I am a researcher in outer space policy and governance at the Open Lunar Foundation, with a particular focus on policy and coordination questions for near term lunar activity. The space domain is what is called an Area Beyond national Jurisdiction (ABNJ), and involves wrestling with many questions similar to those raised by commons management from the high seas to the Internet. I have co-created self-governing collectives, autonomous networks and place based intentional communities for almost two decades. These projects have led me to a broader interest in the foundational ingredients of international law, and new approaches to sovereignty, jurisdiction and institution design.

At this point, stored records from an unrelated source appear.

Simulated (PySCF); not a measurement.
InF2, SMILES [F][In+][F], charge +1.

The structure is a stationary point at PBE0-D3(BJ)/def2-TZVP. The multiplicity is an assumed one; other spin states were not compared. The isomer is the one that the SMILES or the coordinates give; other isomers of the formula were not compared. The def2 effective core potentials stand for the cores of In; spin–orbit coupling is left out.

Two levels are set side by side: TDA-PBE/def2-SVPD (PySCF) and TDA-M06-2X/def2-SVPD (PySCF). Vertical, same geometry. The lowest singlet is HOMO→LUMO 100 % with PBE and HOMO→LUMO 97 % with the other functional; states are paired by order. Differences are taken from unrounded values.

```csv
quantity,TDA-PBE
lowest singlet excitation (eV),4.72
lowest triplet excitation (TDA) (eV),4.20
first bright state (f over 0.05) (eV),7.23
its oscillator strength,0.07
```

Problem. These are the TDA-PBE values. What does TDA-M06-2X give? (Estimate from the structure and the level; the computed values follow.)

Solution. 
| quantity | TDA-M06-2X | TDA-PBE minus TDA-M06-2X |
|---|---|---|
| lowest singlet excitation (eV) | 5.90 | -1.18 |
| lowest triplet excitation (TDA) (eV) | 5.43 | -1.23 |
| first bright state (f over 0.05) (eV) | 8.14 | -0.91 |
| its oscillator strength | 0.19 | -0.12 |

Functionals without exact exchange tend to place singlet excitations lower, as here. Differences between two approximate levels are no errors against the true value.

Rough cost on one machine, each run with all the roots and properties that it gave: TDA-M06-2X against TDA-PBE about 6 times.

Currently, I am also an affiliate researcher at the Berkman Klein Center at Harvard and the French Centre d'Etudes et de Recherches de Sciences Administratives et Politiques at the Centre National de la Recherche Scientifique (CNRS) with Primavera de Filippi.
Experience and Education
I'm an alumni of the Fellowship for Good at the Institute For The Future, and the Innovation Fellowship at the City and County of San Francisco. My background is in computer science. Iworked on the founding team of the NASA Nebula cloud computing project, which later became OpenStack; developed flight software for Astra's rockets 1.0 and 2.0, and worked with Open Government data at the Sunlight Foundation. I have a bachelors in Astrophysics from Queen’s University Canada, a Masters in Computer Science from the Naval Postgraduate School in Monterey CA., and 2 years towards a PhD in distributed computing.